Stocks in New York Continue to Unwind
05/20/08 - 03:25 PM EDT
Glassman, however, believes that fear is an unfounded one and that Kohn was probably paying lip service to it. "Those who worry about inflation expectations are living in a textbook," he said. "If we were living in a world where workers were represented by large unions and it was a centralized bargaining process, then inflation expectations could actually affect wage bargains and raise labor costs. But we don't live in those kinds of markets anymore."

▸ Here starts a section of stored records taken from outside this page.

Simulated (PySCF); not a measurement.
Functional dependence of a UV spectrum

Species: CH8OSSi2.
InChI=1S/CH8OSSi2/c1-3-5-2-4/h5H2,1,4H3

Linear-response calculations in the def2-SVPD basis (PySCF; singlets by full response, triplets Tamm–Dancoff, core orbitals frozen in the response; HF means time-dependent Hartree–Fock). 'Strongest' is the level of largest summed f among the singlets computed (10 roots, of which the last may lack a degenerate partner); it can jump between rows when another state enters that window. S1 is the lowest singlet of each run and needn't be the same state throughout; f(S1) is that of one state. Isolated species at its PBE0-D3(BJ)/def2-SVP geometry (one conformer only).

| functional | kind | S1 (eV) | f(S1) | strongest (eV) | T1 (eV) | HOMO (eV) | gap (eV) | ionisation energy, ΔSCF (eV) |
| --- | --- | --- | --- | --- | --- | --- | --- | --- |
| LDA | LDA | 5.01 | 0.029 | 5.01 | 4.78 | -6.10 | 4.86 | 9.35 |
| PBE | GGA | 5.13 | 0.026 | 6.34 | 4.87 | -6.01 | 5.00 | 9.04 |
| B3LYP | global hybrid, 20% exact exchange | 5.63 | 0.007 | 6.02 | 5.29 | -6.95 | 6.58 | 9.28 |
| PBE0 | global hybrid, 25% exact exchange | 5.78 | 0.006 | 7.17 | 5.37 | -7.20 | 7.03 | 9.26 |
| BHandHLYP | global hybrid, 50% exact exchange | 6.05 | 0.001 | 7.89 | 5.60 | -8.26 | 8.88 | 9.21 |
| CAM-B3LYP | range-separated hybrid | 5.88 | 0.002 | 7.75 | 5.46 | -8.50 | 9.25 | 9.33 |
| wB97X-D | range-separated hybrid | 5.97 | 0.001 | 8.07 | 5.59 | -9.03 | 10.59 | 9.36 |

Because of that, Glassman said, labor costs -- which, he noted, represent most of what people pay for in any given product -- have been kept mostly under control. "That's why we're seeing these core measures staying pretty well behaved," he said. Indeed, in his speech Kohn highlighted the evident lack of wage inflation as a positive sign. Stone concurred on this point, noting that overall inflation gets out of control when wages begin chasing prices -- such as they did in 1981, when there was a 9.4% spike in average hourly earnings -- and that this "wage/price spiral" is simply not happening now. "I think we're more disciplined now," he said. At the same time, June's crude-oil contract, which is due to expire today, shot up to a new all-time high of $129.60 a barrel. Recently, futures were jumping $1.80 to $128.85. Gold futures were up $14.40 to $920.20 an ounce. The currency markets were acting as another drag, with the dollar tumbling by 1% against both the euro and British pound, while losing 0.6% to the yen at 103.68. The dollar index, which stacks the greenback against a basket of its major counterparts, was off 0.9%.